I’m either a total idiot or a raving lunatic or both.
I can’t even pinpoint within my data as to when this foolish or unfortunate incident occured because well… just look at the data.
That is nigh on 5 years of Google Blogsearch referral data, though because of the long time range it is listed as sampled data. There may be some traffic sources I have missed – variations of url depending on how Google were displaying blogsearch pages, but that is referrals from http://blogsearch.google.com
- In the past when I have checked at various times (though admittedly it has been a while) I had ranked well in blogsearch.
- There have always been so few referrals that I have more or less ignored Blogsearch
- The only blogsearch I have used are for links to me – in the WordPress interface, and occasionally to grab more results than WordPress displays – it has always been unreliable
- Blogsearch picks up links from all kinds of things
- blogroll links
- if you send a pingback and a blog displays them, it will come up in blogsearch too
Because of all of these factors I had always assumed that the idea of using noindex on a feed of any kind was to prevent that feed appearing in Google’s primary organic results.
A pretty Feedburner feed isn’t a terrible landing page, but it is possble to do better. I have even written about using my feedburner URL when leaving blog comments in the past, as in some ways it immediately signals you want people to subscribe more so than linking to a blog.
Other RSS search engines were indexing my feed content – Technorati, Blogcatalog, Icerocket – my feeds were being read by my readers, picked up by various Twitter robots etc.
And of course my content remained indexed in Google’s primary organic index.
But then a few days ago I was browsing a little and looking for additional sources for a story followon, and noticed I wasn’t listed for previous coverage. I hadn’t been specific in the title that I was related… but there wasn’t a lot of competition.
Then I discovered this:-
My first thought for 5 minutes was somehow for some crazy reason I had become penalized in Google Blogsearch – then I rationalized it in thinking it must be something to do with noindex settings in Feedburner.

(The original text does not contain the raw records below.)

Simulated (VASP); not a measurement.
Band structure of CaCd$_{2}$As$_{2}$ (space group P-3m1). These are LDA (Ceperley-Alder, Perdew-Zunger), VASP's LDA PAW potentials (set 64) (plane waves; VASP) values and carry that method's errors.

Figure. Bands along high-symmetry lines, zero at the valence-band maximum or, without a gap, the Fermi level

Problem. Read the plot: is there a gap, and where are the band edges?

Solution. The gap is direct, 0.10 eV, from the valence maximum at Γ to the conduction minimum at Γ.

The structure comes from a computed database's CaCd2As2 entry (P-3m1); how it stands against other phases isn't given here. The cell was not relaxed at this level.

You see I had never equated noindex with a blog search engine – every other blog search engine which sent me traffic was still picking up my content and sending me traffic.
Google Indexing RSS Feeds
There is still a very real need for a way to tell Google…
“Hey Google, this is my RSS feed – you can index it for Google Blog Search, but I don’t want it to appear in the organic search results.”
3 years ago Google were saying they were working to remove RSS feeds from organic search.
3 years later feeds from Feedburner are still appearing in organic search results.
http://feeds.feedburner.com all the results seem to have been removed
http://feeds2.feedburner.com there still seems to be plenty of feeds within the search results
Information About & Help With Feedburner Since Google Acquisition
On a scale of 1 to 10 Google Feedburner Support gets a 2 – it is a free service, Google monetize it providing Adsense for feeds, but don’t expect anyone to answer support queries in the Google groups from Feedburner.
Documentation is sparse – hardly updated in the over 3 years since Google bought Feedburner… but then there haven’t been too many visible changes other than adding Adsense. I am sure there have been changes to help with scaling, especially how it eventually was made easier to integrate with Blogspot, but very little for anyone else.
Feedburner Noindex Controls
So this I believe is the culprit
This is the code that gets added to the RSS feed.
<xhtml:meta xmlns:xhtml="http://www.w3.org/1999/xhtml" name="robots" content="noindex" /><meta xmlns="http://pipes.yahoo.com" name="pipes" content="noprocess" />
That data is still not transferred to feed items that are shared within Google Reader or feeds such as tags created there – which can get fed to other places and indexed.
The left hand doesn’t know what the right hand is doing
I have explained my whoopsie, but somewhere in the Googleplex they are a little confused over what they are doing as well.
Blogsearch isn’t the only search for my Blog posts
For instance there is Google Buzz
Now remember – Google is treating the noindex on my RSS feed as being an instruction to not include my content in Google BlogSearch…. so you would expect that instruction to be universal for the RSS content.
Those were taken from the PUBLIC timeline of Buzz. That is content that Google isn’t indexing on Blogsearch due to a noindex in the XML.
I also have my full content being fed into Facebook and being indexed and made searchable within Facebook, but at least that is my choice.
The only way to prevent content being shared and indexed is currently to block Google Reader from accessing feeds. I have been trying for over 4 years to get Google to introduce more publisher controls for sharing… as it would be easy to share private content from Google Reader by mistake… with Pubsubhubbub it can be broadcast by mistake to your 1000s of Buzz subscribers instantly.
This is possibly why Google have never introduced support for http authentication.
With their current stance for sharing freedoms, it doesn’t make sense for them to treat the current xml declarations as an instruction not to index the content in Blogsearch, as the content is in Buzz anyway. It should be treated as just a noindex for the page.
Alternatively they should add support for x-header noindex, then noindex in the XML would be for search engines, and it should travel with each content item, even to Buzz, possibly with no way to share the content.